There are few statements in the Christian ghetto which I despise as much as, “the moment you think you are humble, you are not.” How is this helpful? It is the same as saying, “the moment you think you are swimming is the moment you’ll drown and die a horrible death after which nobody will mourn your passing, tough luck.”
What I think this statement about humility signifies is just how little we have made use of the fact that we belong to each other. The benefit and the genius of living together is that it is never I that says whether I am humble or not but those to whom I belong; it is not even up to me to be wrong! It is to those who I am building relationship with that the job of seeing me as I am is given, not to myself, for my self-definition means nothing on its own.
I think this is illustrated nicely by a story I heard from Stanley Hauerwas about a street preacher who rolls into a Mennonite town and asks the first person he sees, “s’cuse me brother, are you saved?” In response, the Mennonite farmer scratches his head for awhile, obviously deep in thought, and then responds by writing 10 names on a piece of paper and then handing it to the street preacher. “Here,” he said, “this is a list of some people I know in town here, some who like me, some who don’t. Ask them; if they say I’m saved, I probably am.”
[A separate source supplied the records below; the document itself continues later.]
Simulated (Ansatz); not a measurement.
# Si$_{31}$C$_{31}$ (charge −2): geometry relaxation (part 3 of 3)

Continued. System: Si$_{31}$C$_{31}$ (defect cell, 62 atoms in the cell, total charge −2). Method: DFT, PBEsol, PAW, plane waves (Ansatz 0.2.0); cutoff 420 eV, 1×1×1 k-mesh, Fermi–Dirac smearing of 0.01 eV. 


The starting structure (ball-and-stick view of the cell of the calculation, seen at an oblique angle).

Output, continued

What this story shows is that our knowledge of ourselves as “Christian” is severely limited; to hope ourselves saved is to trust, not only in Christ, but in the community taught by Christ to tell the truth. We not only need those who would encourage us but also those who would challenge our conception of ourselves. Humility is not a private practice spent in the secret recesses of our prayer closets. It is a virtue we learn by imitating the kind of life Jesus led and living within the forming power of his community, the Church.
So when someone who knows you says, “you acted very humble just then.” Say to them, “Great!” Don’t worry, you’re not sinning, you are hoping.